The majority is inconsistent in characterizing Richards's sentence and at times describes Thor's surrender as a condition on a suspended sentence. See majority at 1 (describing Richards's sentence as almost a year in jail "suspended on the condition of surrendering her dog for termination").
II. Richards's sentence does not constitute an order to forfeit Thor
Most troubling is the majority's characterization of Richards's sentence as ordering a statutorily unauthorized criminal forfeiture. Majority at 2, 12. As noted, neither the parties nor the Court of Appeals viewed the condition as a forfeiture order. The district court sentenced Richards to 364 days in jail with the option of avoiding some or all of the jail time on proof of Thor's surrender to the Humane Society of Cowlitz County. Richards herself describes this as a "tormenting choice" between her dog's life and her "personal freedom." Resp. to Cross-Pet. for Rev. by Wash. Sup. Ct. at 6. Richards's sentence does not include an order to destroy or forfeit Thor.

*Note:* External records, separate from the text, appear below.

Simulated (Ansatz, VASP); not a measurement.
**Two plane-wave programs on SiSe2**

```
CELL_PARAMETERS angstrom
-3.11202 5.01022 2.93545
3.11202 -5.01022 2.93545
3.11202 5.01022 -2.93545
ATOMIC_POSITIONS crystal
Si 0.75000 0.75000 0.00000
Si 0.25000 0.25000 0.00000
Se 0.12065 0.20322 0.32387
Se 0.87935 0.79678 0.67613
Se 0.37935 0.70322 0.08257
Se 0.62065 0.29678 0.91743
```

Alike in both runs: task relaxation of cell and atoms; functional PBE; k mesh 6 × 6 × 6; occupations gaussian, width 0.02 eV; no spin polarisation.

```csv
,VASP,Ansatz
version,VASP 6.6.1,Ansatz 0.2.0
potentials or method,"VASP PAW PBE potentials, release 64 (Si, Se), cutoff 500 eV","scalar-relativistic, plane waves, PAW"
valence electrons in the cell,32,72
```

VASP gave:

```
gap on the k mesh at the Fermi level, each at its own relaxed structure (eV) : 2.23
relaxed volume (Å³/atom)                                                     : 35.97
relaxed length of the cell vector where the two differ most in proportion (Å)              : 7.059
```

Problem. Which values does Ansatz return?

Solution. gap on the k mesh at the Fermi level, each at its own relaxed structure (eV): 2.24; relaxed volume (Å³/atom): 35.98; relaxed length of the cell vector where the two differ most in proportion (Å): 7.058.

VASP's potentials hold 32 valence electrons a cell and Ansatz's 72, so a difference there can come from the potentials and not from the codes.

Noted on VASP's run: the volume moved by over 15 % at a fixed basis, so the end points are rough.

Neither RCWC 16.08.100 nor RCW 16.08.100 contemplate an action that amounts to criminal or civil forfeiture. The county code calls for the "impoundment and confiscation" of any potentially dangerous dog or dangerous dog in violation of the county's requirements. RCWC 16.08.110(A). If the owner corrects the violation, the owner may "redeem" the dog from impoundment "upon payment . . . of the costs of impoundment." Id. at (D), (E). Similarly, the statute requires that animal control must "immediately confiscate[]" any dangerous dog in violation of the statute. RCW 16.08.100(1). The owner then has 20 days to correct the violation and "is responsible for payment of the costs of confinement and control." Id.
The majority appears to read the ordinance and statute to not allow criminal forfeiture but to authorize civil forfeiture by analogy. Majority at 8-9 (contrasting lack of authority for criminal forfeiture with language in RCWC 16.08.110 and RCW 16.08.100 that is "akin to civil forfeiture"). But the language of RCWC 16.08.110 and RCW 16.08.100-"impoundment" and "confiscation"-results only in a temporary hold on a dangerous animal, not any form of forfeiture. And, had the County and legislature intended to authorize civil forfeiture in chapter 16.08 RCWC and chapter 16.08 RCW, they knew how to say so explicitly. See, e.g., RCW 16.52.200(2) (mandating court ordered forfeiture of certain animals owned by anyone in violation of the animal cruelty statute); see also RCW 69.50.505 (listing as property "subject to seizure and forfeiture" tools and instrumentalities used or intended for use in an act violating the Uniform Controlled Substances Act).
Moreover, RCWC 16.08.100 and RCW 16.08.100 are just two possible ways the County could bring Thor into the custody of animal control. The district court's sentence does not implicate either of these statutes. It simply allows Richards the option of avoiding jail time by surrendering Thor herself. See Deskins, 180 Wn.2d at 79 (noting statutory provision "sets a floor for what a trial court must do when it orders forfeiture-it does not set the ceiling for the entire sentence"); see also Warren, 165 Wn.2d at 31-35 (upholding sentence condition prohibiting contact with wife despite separate statutory provision governing procedures for no-contact orders). This is an independent way to achieve the goal of separating owner and dangerous dog, even though the choice may not feel like a free choice in light of the penalty of jail time.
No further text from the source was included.